The WORLD programming language. Heavily based on REBOL, this could be good. …
Well met,
Based on REBOL http://rebol.com, a new derivative has been released for alpha testing.
Words
Objectivity
Relations
Language
Datatypes
John Niclasen, an awe inspiring developer and frequent contributor within the REBOL community, has posted code for testing the World programming language. See http://world-lang.org/ and https://github.com/Geomol/World for details (and a promise to abide by John's request to not redistribute what you find in the alpha test repositories). This is only a testing release.
World is pretty cool already. I'm a huge fan of REBOL, huge. Playing around in world is fun.
Finally, the smallest "Hello, World!" program in the known Universe:
.
Yes, it's a dot! Let's see it in action at the World prompt:
w> .
Hello, World!
My run went as follows:
[btiffin@home world]$ ./world
Loading Cortex... Done
World/Cortex 0 Copyright (c) 2009-2011 John Niclasen, NicomSoft
build: Dec 7 2011 20:42:44
w> .
Hello, World!
w>
Dot (no doubt the Forth influence), is the hello to world word. Nice.
I've always had one gripe with REBOL and it's very powerful data typed LOAD operation mixed with a human friendly PARSE dialect. Even though REBOL lexically understands over 50 datatypes, it can't represent all and any text. This means loading a book with it's potentially complex markup and things like ISBN numbers is limited to the less powerful (human expression wise) string parser.
World gets around that limitation by supporting a KWATZ! datatype. I might have called it text! and may pester John for a name change before World hits a 1.0 reference implementation (or until I find out what KWATZ means), but KWATZ allows operations like
The KWATZ! datatype is used for values, which are not
recognized as being of any known datatype.

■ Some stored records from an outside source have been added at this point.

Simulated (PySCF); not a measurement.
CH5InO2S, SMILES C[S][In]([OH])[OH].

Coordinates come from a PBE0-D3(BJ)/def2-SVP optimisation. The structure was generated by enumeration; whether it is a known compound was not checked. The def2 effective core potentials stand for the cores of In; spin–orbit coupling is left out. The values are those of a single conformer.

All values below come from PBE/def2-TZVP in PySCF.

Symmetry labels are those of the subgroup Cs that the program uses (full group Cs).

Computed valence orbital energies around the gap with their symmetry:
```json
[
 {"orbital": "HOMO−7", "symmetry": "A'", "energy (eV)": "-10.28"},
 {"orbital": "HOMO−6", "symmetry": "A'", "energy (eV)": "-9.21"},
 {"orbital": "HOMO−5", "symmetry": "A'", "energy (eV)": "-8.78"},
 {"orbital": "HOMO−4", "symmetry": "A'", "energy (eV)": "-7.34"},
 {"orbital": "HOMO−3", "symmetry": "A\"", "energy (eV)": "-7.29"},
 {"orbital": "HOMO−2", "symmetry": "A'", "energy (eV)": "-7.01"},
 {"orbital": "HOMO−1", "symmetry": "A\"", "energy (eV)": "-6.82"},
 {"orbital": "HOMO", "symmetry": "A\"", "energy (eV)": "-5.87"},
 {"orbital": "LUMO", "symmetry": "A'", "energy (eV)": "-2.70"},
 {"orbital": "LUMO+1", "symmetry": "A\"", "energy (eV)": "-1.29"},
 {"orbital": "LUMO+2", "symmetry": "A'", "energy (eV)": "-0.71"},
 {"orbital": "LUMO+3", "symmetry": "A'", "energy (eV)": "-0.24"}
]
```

This can be utilized for example in dealing with UTM Coordinates.
LOAD can load anything:
w> block: load "17T 630084 4833438"
== [#{313754} 630084 4833438]
w> type? block/1
== KWATZ!
w> to string! block/1
== "17T"
w> type? block/2
== integer!
So it's easier to make dialects, that for example can deal with
numbers with units, like:
w> Earth: load "radius: 6,371.0km mass: 5.9736e24kg"
== [radius: #{362C3337312E306B6D} mass: #{352E393733366532346B67}]
w> type? earth/1
== set-word!
w> type? earth/2
== KWATZ!
w> parse Earth [some [set w set-word! set k kwatz! (print [w form k])]]
radius 6,371.0km
mass 5.9736e24kg
== true
The KWATZ! datatype works much like the binary! datatype and can be
converted to e.g. binary! or string! for further parsing.
So now we live with the potential of VERY powerful analytic expressions in a very high level, human friendly interpreter. I'm excited, hopeful and plan on pushing World with as much rah-rah-bisboom-bah as I can muster.
Think of KWATZ as junk data, that is datatyped. Not junk really, stuff, human text and all that implies.
I'm impressed and plan on following the development of World with a close and interested eye.
For those that have read other posts, World may not really be for banking or any app that can't risk junk, when COBOL is right here and accessible now. World may shine in linguistic research, stats, and the wide range of the humanities.